Targeting the Targeting Rule

Submitted by ABOUBENADHEM on

So, one of the more frustrating adventures for UM fans last year was the random and seemingly one-sided targeting calls, and/or non-calls.  We seemed to be on the wrong side of virtually every targeting call.  The fact that they all get thoroughly reviewed, supposedly under some common microscope, only heightened our frustrations!  A question for the board:     How does college football improve this process?   

The Fugitive

June 14th, 2016 at 4:43 PM ^

replay officials have to do a better job.

Bolden was pushed.

Rudddock was nearly decapitated several times. I recall one of the 15yd PF flags was picked up even tho he was drilled in the face and had his chip strap across his eyes.

JoJo5285

June 14th, 2016 at 5:16 PM ^

That was still the most confusing call of 2015, they went to review for targeting and determined it wasnt targeting, I am fine with that. But like you said there is no way that wasnt still a personal foul for roughing the passer.  

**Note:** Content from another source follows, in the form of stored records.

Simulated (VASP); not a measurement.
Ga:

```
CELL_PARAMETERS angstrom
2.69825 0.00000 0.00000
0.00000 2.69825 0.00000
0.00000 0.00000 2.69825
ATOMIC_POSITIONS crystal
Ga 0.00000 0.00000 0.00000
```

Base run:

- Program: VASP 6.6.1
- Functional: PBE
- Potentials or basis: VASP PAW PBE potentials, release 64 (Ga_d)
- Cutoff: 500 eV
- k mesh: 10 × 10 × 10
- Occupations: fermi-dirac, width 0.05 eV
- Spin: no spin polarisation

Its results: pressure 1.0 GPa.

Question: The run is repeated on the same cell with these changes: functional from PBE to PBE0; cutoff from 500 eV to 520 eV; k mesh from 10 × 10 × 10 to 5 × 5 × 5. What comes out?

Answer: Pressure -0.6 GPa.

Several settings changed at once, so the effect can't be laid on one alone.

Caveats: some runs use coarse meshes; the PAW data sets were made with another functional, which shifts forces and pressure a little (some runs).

The replay officials have to do a better job of determining that the player lined up and tried to deliberatly hurt the other player, its football sometimes your going to hit the helmet and that cant be ruled as targeting.  

B1G_Fan

June 14th, 2016 at 6:15 PM ^

If the game announcers get the call right most of the time and in half the time the officials take, maybe give them a say. Let them call the official in the booth over and say hey look at this. Start fining officials heavily for blown calls, The calls that reviewed several times and still called wrong.

A Fan In Fargo

June 14th, 2016 at 7:48 PM ^

I'm telling you guys, these guys doing the jobs are getting paid or hate UM. You can't kill that with a gun.(the movie Shooter reference) Or else it could be that all of these guys doing this stuff just really suck at their jobs and should be replaced. I really hate Ohio and USC. I think they are a bunch of dipshits. That's just me but if I'm a replay official I'm not going to ever play the cards for anyone. You get what you get. Unfortunately for UM it's probably going to be a lot more bullshit calls because they'll kicking the absolute crap out of everyone. The haters really hate that stuff.

McSomething

June 14th, 2016 at 4:47 PM ^

Every player that hit someone from Michigan had the flag picked up upon review. Every call against a Michigan player was allowed to stand. In almost every instance of each it was an awful decision.

KungFury

June 14th, 2016 at 4:49 PM ^

1 Establish a definition for targeting that is clear enough that different conferences and crews don't have to read between the lines how to enforce it.

2 Follow the NFL and have a centralized location for replays. You don't need everything to flow through them, but they should have the ultimate say and be able to trump local decisions. That would give you consistency between conferences.

Those are unrealistic and won't happen because different conferences each do their own thing.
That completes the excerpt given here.